At work we adopted TiDB for multi-tenant workloads and we leaned in hard as some of the early adopters of Resource Controls.
We run as many as 100 services in a single cluster with a variety of workload types, and our cluster deployment strategy is designed around workload maturity and size tiering.
We knew the only cost-effective way to run these clusters was as a heavily multi-tenanted design. We figured out our optimal design for how to use resource controls and resource units in TiDB to provide fair usage of the clusters and avoid noisy neighbor problems. Workload decorrelation 1
Here is everything we learned in two and a half years of operating Tier 0 through Tier 2 clusters at 99.99%+ availability and latency SLA.
Background
Load Based Resource Units are a concept coming out of top tier online storage systems such as Pingcap’s TiDB (Resource Units)2, Tencent X-Stor (Request Unit)3 and ByteDance Abase (Request Units)4. DynamoDB uses a similar costing metric of Read or Write Request Units. These units are a composite measurement of load in the backend cluster via direct and indirect signals of cpu / memory / disk and network usage.
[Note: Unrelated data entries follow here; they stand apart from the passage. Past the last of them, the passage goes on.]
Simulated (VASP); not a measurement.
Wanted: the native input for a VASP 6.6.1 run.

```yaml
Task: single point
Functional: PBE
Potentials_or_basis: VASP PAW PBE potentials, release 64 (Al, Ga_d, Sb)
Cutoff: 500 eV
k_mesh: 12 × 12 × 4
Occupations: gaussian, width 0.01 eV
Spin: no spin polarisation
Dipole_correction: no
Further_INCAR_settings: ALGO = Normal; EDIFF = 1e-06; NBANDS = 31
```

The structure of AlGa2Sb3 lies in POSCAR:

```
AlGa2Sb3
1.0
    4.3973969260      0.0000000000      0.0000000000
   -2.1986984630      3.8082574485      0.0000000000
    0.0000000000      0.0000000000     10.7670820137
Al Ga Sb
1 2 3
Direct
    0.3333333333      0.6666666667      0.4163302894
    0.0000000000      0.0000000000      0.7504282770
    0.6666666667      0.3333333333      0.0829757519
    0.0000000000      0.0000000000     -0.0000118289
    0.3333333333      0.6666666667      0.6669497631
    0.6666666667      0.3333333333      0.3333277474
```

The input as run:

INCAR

Common design patterns in RUs are that writes are multiples more expensive than reads both for the per count charge and for the payload size charge. This reflects the internal cost of write replication for durability and also write amplification of indexing.
When using resource units, the goal is to provide as much capacity to individual services as possible while maintaining stability at a per-service level and at a cluster level.
Design
Our best practices are as follows in a heavily microservice environment
- Every service gets one main application user and may add additional users
- Every application user gets a dedicated Resource Group
- Every Resource Group is assigned an allowance of RU/s
- Every Resource Group is assigned a priority
- Application users = HIGH
- Schema migration user = LOW
- Extra users receive appropriate priority level
- Note: fixes land in TiDB v8.5.x so we can also use MEDIUM but currently it misbehaves during high cpu cluster states.
- No Resource Group is allowed Burstable=true, because it does not evenly share resources proportional to RU% of the whole.
- Every Resource Group gets a Runaway Query guard (at least once patches land later in v8.5.x) to deprioritize queries taking > N seconds
- Eventually we will adopt Runaway Query pattern based on keys scanned or RU consumed.
- RU/s are allocated for peak tolerable throughput needs of the service with the multi-tenant assumption that traffic spikes from many services is not strictly correlated.
- Eg cluster capacity is over-provisioned like airline seats or insurance policies assuming that not everyone will utilize their full capacity at once
The assignment of values is automated through a wrapper layer on top of our forked terraform-provider-mysql link
Cluster capacity estimates of “RU/s per cluster” are determined through real world usage starting with very high safety factors and then refined over time depending on workload predictability.
By tracking the RU consumption of individual services over time, we can provide chargebacks to the internal teams to improve their product-level margin calculations and influence efficient infrastructure usage.
Future Improvements
I’m excited to see the improvements that are landing for priority level queuing and for runaway query improvements in the v8.5.x series. I hope that there are further improvements to the runaway queries for RU consumption to ensure that those apply to write operations as well as read operations.
Conclusion
Resource Units are a powerful and underutilized capability in our industry and datastore niche. I’m looking forward to a future project where I can bring them to more datastore stacks!